December 26, 2007

The component system of my dreams

I’ve been working in Plone, so I’ve seen zope.component. I’m also thinking of making a (potentially) networked game in Python, and for that I was looking at things like Twisted and Kamaelia. Unsurprisingly, I’m not really satisfied with any of these.

Let me try to articulate what I’m looking for when I say “component system” (perhaps something more nebulous than “content management system”).

  • Obviously I want to divide my game into components that implement defined interfaces. For example, there’s a component that handles the network communication with players, another that handles streaming the game events to “observers” (people that watch but do not participate), a component to handle physics, a component to perform (for example) validation on incoming player commands, etc.

  • I want to define dependencies between components. These dependencies are then used to acquire a suitable implementation of the component’s interface.

    For example, when I start the game maybe I “start” the front end component that handles communications with player; lets call that the “player server.” Now, the player server generates events such as “player connected,” “player moved,” etc. Somewhere (in code, or maybe even in something like ZCML) I’ve defined that this implementation of the component needs a component implementing IPlayerEventConsumer. The component system then finds (using my configuration) an implementation for that interface and makes it available to the player server.

  • Assuming my components are written correctly, I want to be able to have a component execute in the same thread as other components (e.g. in the “main thread” as a microthread/coroutine), or in a new thread, or in a new process. For example, if I have lots of CPU-intensive physics code, maybe I want to run that on another processor, so I need threads. Of course, maybe I’m running on CPython, where I might need separate processes to bypass the GIL (ignoring for the moment the question of efficient IPC). Or maybe I’m working with something like a GUI where I need to have that run in a separate process (of course, doing a GUI can cause even bigger headaches).

  • I want the ability to implement components in other languages (see also: component executes in separate process, above). This means I want a standard protocol for communication between components. XML-RPC comes to mind. Something else easy enough to implement comes to mind. There’s things like pickling in Python, but I don’t know how much fun that would really be to implement in a non-Python language; maybe something more language-agnostic?

    For fun, I’ll add here that I might like to be able to communicate with components using a variety of methods: pipes, Unix sockets, TCP/IP, and so on. This is desirable.

Now, I think I’ve just described a billion other attempts at “component systems”: COM/DCOM, maybe EJB, CORBA, maybe KDE’s DCOP. Let me add a couple more requirements that should narrow the field a bit:

  • The “component system” must be platform-independent–or at least support including Linux, *BSD, OS X, and Win32 (actually, I could give up Win32 if I had to).

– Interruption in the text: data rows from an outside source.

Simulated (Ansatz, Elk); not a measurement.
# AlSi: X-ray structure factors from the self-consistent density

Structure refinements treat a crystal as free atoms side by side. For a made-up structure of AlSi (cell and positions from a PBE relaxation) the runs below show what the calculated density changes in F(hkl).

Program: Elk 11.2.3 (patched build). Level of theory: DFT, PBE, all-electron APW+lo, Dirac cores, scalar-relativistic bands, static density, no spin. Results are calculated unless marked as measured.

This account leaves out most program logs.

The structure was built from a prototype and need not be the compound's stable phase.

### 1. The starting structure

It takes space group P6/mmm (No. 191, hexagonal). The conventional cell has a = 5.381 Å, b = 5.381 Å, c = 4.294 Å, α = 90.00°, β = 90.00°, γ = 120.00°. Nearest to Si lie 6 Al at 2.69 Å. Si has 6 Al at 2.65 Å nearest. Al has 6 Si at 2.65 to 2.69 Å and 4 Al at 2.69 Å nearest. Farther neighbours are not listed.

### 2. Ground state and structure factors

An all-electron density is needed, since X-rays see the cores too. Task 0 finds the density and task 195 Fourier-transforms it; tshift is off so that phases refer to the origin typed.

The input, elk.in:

  • I want the component system to be mostly transparent to me, the coder. I expect to have to configure the bindings between interfaces and implementations, specify dependencies, configure the manner in which a component will execute (microthread/thread/process; subject to the “execution style” the component is prepared to run in), and configuring the location (e.g. host/port) of other components in the system. I don’t want to have to manually write up a proxy class for a remote component, for example. As much as is humanly possible, I don’t want my code to care whether a component is running in shared memory or on a box 1,000 miles away.

COM/DCOM is basically going to be Windows, right? DCOP might not be, what with KDE 4 supposedly running on Windows (right?). EJB has notorious boilerplate (though it has been a while for me), when I think CORBA I think IDL, etc. Those aren’t “mostly transparent.”

Kamaelia looks interesting. The system of “wiring” components together feels right to me; I was first exposed to this in NesC. However, the implementation needs to be updated to support the new features of generators in Python 2.5, as the current syntax strikes me as rather ugly. In fact, it looks like Kamaelia needs a recent release, period: the last one I saw was from 2006.

(As a side note: everything should be easy_installable. Kamaelia and Twisted are not, though Twisted has ongoing work to this end.)

Kamaelia also fails to offer multi-process operation, as far as I can tell (you could write it yourself without too much pain), and it needs a way to generalize its “wires” to support communication with, e.g., remote components. You could actually combine the marshalling component with the framing component and a TCP client/server components and make this work; but that might have shot straight past “configuration” into “programming.”

Twisted is a much, much, much larger framework than I ever realized, and a lot of it seems pretty good. Nonetheless, the centerpiece of Twisted (if you believe the docs) still seems to be their “reactors” which require you to handle concurrency by defining things like Protocol subclasses that receive event messages (i.e. method calls) like connectionMade and dataReceived. This programming model might feel a little strange. They’ve got this neat looking inlineCallbacks decorator, which looks like it might lend itself to a coroutine kind of style. Then you start to realize that you’re not sure what you can use it for. I actually started writing something like:

class HelloWorldProtocol (LineReceiver):
def connectionMade(self):
    self.transport.write("Hi, who are you?n")
    # Now I'll read their name:
    line = yield self.readLin  # ... hey, uh, there isn't a read method

I’ve seen several IRC logs where people try to figure out similar things. For what I’m doing, inlineCallbacks doesn’t seem like something I’m going to be able to use much.

I’ve considered building something like Kamaelia’s style of wiring up components inside Twisted. Twisted has some kind of support for things like processes and threads. I haven’t determined if these really meet my needs, and I keep reading scary things about them being deprecated.

If you believe Twisted’s finger tutorial they’ve also drank the “Zope Component Architecture” Kool-Aid, though thankfully I didn’t see any ZCML (yet…). Look at the final product of that tutorial and notice all the interfaces and “adapters” flying around. I don’t really feel like I gain enough for that extra code.

The question I ignored earlier, the one of performance, is still outstanding in my mind: can this kind of system be done [in Python] efficiently? I’m afraid I’m dreaming of a “component system” that’s going to be so slow as to be unpractical.

And, finally: do I really need these features?